Introduction¶
The Intact command line tool allows users to run a variety of physics simulations over assemblies of different geometry types. These simulations are configured with a json file. We generally refer to one of these simulations as a scenario. Code examples that are meant to be run in a shell are prefixed with $. For example
$ intact --help
will produce output that looks like:
$ intact --help
A command line interface for Intact
For more information, the user manual can be found at:
https://intact-solutions.com/intact_docs/
Usage:
Intact [OPTION...]
-h, --help Print program usage
--build-info Print report about current build, then exit
--version Print the software version
-s, --scenario arg Scenario json file
-f, --fields arg Fields to sample (if empty, all available
fields will be sampled). Comma delimited.
-o, --output arg Output directory. The default it the
directory of the scenario file.
--skip-sample Skip the sampling step of the solver.
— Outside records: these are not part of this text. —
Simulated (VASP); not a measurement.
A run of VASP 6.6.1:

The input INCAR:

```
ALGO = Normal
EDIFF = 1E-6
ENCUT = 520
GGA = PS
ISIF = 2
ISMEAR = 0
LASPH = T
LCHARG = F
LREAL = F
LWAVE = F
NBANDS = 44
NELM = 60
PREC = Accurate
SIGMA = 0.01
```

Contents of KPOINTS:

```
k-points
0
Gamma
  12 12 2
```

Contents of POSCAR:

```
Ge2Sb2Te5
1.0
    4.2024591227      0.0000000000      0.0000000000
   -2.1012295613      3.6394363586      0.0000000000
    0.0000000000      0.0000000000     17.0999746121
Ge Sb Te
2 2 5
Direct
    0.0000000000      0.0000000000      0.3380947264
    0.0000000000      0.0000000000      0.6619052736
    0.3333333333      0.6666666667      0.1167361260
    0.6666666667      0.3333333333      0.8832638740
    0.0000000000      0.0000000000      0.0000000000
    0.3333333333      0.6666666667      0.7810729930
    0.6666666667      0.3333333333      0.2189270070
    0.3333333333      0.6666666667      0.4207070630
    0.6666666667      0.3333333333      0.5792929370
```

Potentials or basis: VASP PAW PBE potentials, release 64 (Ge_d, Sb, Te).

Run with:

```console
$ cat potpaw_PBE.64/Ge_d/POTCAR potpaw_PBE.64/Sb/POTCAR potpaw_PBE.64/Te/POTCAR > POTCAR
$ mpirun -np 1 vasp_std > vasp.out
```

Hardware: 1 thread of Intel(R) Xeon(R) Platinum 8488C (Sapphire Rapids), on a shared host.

--json-output Output the sampled results in JSON format
(VTK is the default output).
--tempdir Make a temporary directory for output
--scenario-name arg Prefix for output files, defaults to
scenario file name
--load-solution-file Load a cached solution file/s
--logdir arg Path to the log file. Default value is
current working directory.
--logname arg If not specified, log will not be put in a
file
--save-solution Save the scenario solution in vtk format
--refinement-level arg Refinement ratio w.r.t. assembly bounding
box. If not present, no refinement is
performed.
-v, --verbosity arg Verbosity level, run with --help for more
information
--define-version Software version
--license-check Check license validity.
--seats-available Print the number of available seats to
stdout.
Aside from the syntax for paths, this documentation applies to builds of the intact tool on all operating systems. All officially supported features are documented here, though the build provided may have additional functionality.
In addition, this manual should be bundled with example simulation files. We advise looking at those as a companion to the material described here.